@yoch/minisearch

v8.1.0

Published

4 hours ago

Node.js full-text search with FrozenMiniSearch and binary index snapshots

0High
0Medium
0Low

yoch

search full text fuzzy prefix auto suggest index frozen binary node

@yoch/minisearch

In-memory full-text search for Node.js — a fork of MiniSearch by Luca Ongaro, extended for production serving: smaller indexes, faster loads, and a read-only fast path.

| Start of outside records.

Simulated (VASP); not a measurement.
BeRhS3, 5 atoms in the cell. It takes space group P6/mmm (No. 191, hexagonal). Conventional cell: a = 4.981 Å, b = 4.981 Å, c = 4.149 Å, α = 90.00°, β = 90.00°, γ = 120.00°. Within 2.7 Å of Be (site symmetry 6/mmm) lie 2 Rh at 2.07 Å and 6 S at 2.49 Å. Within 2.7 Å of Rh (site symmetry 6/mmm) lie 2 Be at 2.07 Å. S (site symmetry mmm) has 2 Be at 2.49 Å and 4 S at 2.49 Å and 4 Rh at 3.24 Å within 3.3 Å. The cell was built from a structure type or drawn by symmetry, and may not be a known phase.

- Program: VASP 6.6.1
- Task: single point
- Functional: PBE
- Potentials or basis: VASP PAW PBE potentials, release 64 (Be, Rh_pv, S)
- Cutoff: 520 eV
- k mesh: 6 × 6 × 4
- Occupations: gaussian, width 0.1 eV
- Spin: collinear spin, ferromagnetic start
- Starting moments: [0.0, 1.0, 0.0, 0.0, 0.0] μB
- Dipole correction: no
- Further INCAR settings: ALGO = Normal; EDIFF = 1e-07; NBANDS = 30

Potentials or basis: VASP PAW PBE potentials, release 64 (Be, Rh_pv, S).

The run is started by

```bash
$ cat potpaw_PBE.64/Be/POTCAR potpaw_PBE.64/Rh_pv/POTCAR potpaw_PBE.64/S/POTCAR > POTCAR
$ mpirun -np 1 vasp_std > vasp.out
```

Current release: 8.1.0 · install with npm install @yoch/minisearch

Why this fork?

MiniSearch is excellent for building and querying an index in JavaScript. This fork keeps that API for mutable indexing, and adds FrozenMiniSearch for when the index is built once and queried many times:

| | Mutable MiniSearch | FrozenMiniSearch | |---|---------------------|-------------------| | Use when | Documents change (add, remove, discard) | Corpus is fixed, or you reload from disk | | Memory | Maps and nested objects per posting | Flat Uint32Array / Uint8Array postings | | On disk | toJSON / loadJSON | saveBinary / loadBinary (MSv4 / MSv3) | | Typical search | Baseline | Often ~20–35% faster p50 on the same corpus (see benchmarks) |

Same BM25 scoring, prefix/fuzzy search, autoSuggest, and query combinators — frozen indexes aim for search ranking parity with addAll + freeze() when built with the same options. Term frequencies are stored as Uint8 (max 255 per document/field); extreme repetition can cause a small score drift versus the mutable index.

Quick start

npm install @yoch/minisearch
# pre-releases: npm install @yoch/minisearch@beta

One-shot frozen index (no mutable step):

import { FrozenMiniSearch } from '@yoch/minisearch'

const options = { fields: ['title', 'text'], storeFields: ['title'] }

const index = FrozenMiniSearch.fromDocuments(documents, options)
index.search('ishmael', { prefix: true })
index.autoSuggest('zen')

// Persist and reload
const buf = index.saveBinary()
const loaded = FrozenMiniSearch.loadBinary(buf, options)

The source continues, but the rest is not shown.